Solving for y: Why/How do y and e^x switch places?

[CINA]

Homework Statement

Doing a DE and need to solve for y, just wondering about this particular case.

Homework Equations

ln ((2y-1)/(y-1)) = x for y

The Attempt at a Solution

Wolfram says the result is: http://www.wolframalpha.com/input/?i=solve+ln+((2y-1)/(y-1))+=+x+for+y"

How/why did the y and e^x switch places? I know the first step is to exponentiate to get rid of the ln yielding (2y-1)/(y-1) = e^x, but why the heck would you just switch the y's with the e^x after that? Is it because the graph has symmetry over the y=x line? That's all I can figure. If that is the case, how can you tell this is true offhand?

http://www.wolframalpha.com/input/?i=graph+y+=+(e^x-1)/(e^x-2)"

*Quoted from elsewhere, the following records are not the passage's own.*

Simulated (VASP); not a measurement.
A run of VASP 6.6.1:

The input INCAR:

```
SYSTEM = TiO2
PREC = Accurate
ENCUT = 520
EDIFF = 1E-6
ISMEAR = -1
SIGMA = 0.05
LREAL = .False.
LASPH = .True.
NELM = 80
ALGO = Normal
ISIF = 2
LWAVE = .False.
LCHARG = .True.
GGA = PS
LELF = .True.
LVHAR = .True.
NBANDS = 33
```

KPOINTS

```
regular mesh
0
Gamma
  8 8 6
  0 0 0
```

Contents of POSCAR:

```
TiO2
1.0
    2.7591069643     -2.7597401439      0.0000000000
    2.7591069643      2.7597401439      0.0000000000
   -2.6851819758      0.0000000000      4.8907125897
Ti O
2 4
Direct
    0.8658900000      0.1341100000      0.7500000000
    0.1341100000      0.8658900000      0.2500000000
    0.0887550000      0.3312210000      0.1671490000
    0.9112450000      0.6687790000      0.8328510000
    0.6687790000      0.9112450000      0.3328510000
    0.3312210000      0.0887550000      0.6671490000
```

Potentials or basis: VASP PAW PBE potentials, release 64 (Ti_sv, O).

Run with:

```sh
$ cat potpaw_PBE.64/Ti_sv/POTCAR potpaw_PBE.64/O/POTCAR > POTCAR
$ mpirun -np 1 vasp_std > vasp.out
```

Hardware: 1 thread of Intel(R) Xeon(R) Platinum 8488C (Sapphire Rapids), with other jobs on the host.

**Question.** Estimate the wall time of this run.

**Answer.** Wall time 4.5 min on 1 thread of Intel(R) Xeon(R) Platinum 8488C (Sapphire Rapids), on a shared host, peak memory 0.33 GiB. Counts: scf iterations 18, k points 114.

http://www.wolframalpha.com/input/?i=graph+(2y-1)/(y-1)+=+e^x"

Thanks!

 

[Willian93]

so what exactly is the equation? i don't get what you are trying to say. is this about Inverse Function or Logarithm?(log and ln?)

 

[CINA]

The equation is in terms of x, I want it in terms of y. I want y = " ". Wolfram did this for me, but I'm wondering HOW it did it. It switched the y's with the e^x, and it looks like it came out right, what method/identity did it use to achieve this?

 

[hgfalling]

It's just algebra, multiply both sides by y-1, gather like terms, factor out the y, etc.